Significantly, the term kidon shows up twice in Jeremiah (6:23; 50:42), a contemporary prophet with Lehi—so it is used in “contemporary Hebrew literature.”


I honestly can’t imagine someone writing a single paragraph with more factual errors than this one. And while I’ve made it a point to cite mainstream academic sources here, it’s not like Mormon scholars have not pointed this out—in response to this very criticism—before.16 So why does critical literature, including here Dehlin’s essays, keep repeating this nonsensical claim over and over and over?

Perhaps it’s because they did nothing more than read the Wikipedia article on “scimitar”—a shallow and superficial research method if ever there was one. Or perhaps it’s because they know for many who lose faith over articles like this, it’s the cumulative effect of the arguments. Piling on one claim after another—no matter how tenuous—can overwhelm the unsuspecting reader who does not know any better, and doesn’t have the means to factcheck the information presented.

If this is the case, it’s easy to see why critics might continue to repeat old claims long since debunked, since reducing the number of arguments does not ultimately serve the cumulative effect very well. But it’s also extremely unethical. So let’s give Dehlin the benefit of the doubt and just assume that he really just didn’t know any better—his understanding of the topic too superficial. This still seriously undermines the credibility of the essays.

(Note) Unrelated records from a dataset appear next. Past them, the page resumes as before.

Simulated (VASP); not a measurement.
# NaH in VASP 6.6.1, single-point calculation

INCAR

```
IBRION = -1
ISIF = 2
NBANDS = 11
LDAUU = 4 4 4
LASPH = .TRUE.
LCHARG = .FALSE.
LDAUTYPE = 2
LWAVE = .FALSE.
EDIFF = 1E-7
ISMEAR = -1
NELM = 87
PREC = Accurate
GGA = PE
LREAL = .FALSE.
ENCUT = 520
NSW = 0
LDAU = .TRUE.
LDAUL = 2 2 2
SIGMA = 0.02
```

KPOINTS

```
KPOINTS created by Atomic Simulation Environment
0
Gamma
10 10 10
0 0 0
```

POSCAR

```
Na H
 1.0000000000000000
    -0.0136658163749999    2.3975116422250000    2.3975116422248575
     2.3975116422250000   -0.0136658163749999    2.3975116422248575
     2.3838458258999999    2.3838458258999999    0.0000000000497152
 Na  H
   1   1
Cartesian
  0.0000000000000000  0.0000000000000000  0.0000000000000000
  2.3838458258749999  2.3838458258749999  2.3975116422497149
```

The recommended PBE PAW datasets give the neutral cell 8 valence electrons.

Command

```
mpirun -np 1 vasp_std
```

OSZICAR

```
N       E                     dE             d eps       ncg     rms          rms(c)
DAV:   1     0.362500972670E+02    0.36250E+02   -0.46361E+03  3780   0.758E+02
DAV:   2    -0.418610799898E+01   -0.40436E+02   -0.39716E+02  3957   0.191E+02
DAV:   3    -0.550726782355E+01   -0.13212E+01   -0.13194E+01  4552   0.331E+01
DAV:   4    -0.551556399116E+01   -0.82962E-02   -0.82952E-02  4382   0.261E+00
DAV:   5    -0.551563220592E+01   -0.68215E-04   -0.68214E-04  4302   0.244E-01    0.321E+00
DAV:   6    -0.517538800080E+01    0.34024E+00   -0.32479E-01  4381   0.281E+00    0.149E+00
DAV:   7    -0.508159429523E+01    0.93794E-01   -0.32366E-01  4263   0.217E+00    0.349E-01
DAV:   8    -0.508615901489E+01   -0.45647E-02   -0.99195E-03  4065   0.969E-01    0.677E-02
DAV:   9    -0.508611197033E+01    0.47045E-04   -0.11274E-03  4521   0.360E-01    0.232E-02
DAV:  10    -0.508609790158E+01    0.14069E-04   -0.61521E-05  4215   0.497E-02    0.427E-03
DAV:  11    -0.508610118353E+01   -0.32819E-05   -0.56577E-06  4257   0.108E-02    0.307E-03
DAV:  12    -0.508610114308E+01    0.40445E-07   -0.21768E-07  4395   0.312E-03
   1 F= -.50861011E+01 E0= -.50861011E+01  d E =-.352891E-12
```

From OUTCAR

John Dehlin is ALREADY Backing Down from Some Claims in his Essays

Well, it didn’t take long before Dehlin had to start taking blatantly false claims out of at least one of his “truth claims” essays. Compare this screenshot taken when the “Archaeology and the Book of Mormon” essay first went up:

To this one, taken at the time of my writing this post:

Notice that the section on “fiery flying serpents,” which originally appeared before “dogs,” has been removed. I don’t know exactly why or when this happened, but this was smart decision on the part of someone over at Mormon Stories, since Nephi’s mention of fiery flying serpents is demonstrably not a problem for the Book of Mormon, and least of all an archaeological problem. In fact, it’s supported by archaeological evidence.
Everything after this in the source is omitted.